I'm unclear on precisely what you're proposing here?
> This is not a new concept. oom has never been "immediately kill".
Well, it has been immediate for a long time. A couple of reasons which
I can recall:
- A page-allocating process will oom-kill another process in the
expectation that the killing will free up some memory. If the
oom-killed process remains stuck in the page allocator, that doesn't
work.
- The oom-killed process might be holding locks (typically fs locks).
This can cause an arbitrary number of other processes to be blocked.

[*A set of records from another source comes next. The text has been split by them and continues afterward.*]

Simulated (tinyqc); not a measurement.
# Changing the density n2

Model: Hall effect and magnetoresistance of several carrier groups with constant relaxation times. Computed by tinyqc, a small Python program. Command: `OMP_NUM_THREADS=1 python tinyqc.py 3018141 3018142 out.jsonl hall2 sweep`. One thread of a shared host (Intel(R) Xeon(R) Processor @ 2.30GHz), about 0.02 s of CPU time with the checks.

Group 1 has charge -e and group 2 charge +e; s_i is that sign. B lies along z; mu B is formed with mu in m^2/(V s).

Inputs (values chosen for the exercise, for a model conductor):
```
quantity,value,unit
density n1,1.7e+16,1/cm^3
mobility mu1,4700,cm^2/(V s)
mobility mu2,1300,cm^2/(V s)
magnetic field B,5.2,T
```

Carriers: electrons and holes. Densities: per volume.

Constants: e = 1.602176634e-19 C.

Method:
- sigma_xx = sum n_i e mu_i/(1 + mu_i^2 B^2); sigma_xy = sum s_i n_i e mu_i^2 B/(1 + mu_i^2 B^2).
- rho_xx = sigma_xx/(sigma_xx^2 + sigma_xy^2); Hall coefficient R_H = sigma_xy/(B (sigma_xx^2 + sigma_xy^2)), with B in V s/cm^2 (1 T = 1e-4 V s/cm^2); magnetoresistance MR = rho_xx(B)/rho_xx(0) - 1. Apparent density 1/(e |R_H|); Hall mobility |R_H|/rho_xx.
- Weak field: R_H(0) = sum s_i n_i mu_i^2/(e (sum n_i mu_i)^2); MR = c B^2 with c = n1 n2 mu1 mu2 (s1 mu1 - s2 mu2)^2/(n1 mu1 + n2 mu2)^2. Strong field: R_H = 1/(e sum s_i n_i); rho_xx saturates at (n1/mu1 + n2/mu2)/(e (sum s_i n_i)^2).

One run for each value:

So to get the system unstuck we need the oom-killed process to
immediately exit the page allocator, to handle the NULL return and to
drop those locks.
There may be other reasons - it was all a long time ago, and I've never
personally hacked on the oom-killer much and I never get oom-killed.
But given the amount of development work which goes on in there, some
people must be getting massacred.
A long time ago, the Suse kernel shipped with a largely (or
completely?) disabled oom-killer. It removed the
retry-small-allocations-for-ever logic and simply returned NULL to the
caller. I never really understood what problem/thinking led Andrea to
do that.
But it's all a bit moot at present, as we seem to have removed the
return-NULL-if-TIF_MEMDIE logic in Mel's post-2.6.30 merges. I think
that was an accident:
- /* This allocation should allow future memory freeing. */
-
rebalance:
- if (((p->flags & PF_MEMALLOC) || unlikely(test_thread_flag(TIF_MEMDIE)))
- && !in_interrupt()) {
- if (!(gfp_mask & __GFP_NOMEMALLOC)) {
-nofail_alloc:
- /* go through the zonelist yet again, ignoring mins */
- page = get_page_from_freelist(gfp_mask, nodemask, order,
- zonelist, high_zoneidx, ALLOC_NO_WATERMARKS);
- if (page)
- goto got_pg;
- if (gfp_mask & __GFP_NOFAIL) {
- congestion_wait(WRITE, HZ/50);
- goto nofail_alloc;
- }
- }
- goto nopage;
+ /* Allocate without watermarks if the context allows */
+ if (alloc_flags & ALLOC_NO_WATERMARKS) {
+ page = __alloc_pages_high_priority(gfp_mask, order,
+ zonelist, high_zoneidx, nodemask,
+ preferred_zone, migratetype);
+ if (page)
+ goto got_pg;
}
Offending commit 341ce06 handled the PF_MEMALLOC case but forgot about
the TIF_MEMDIE case.
Mel is having a bit of downtime at present.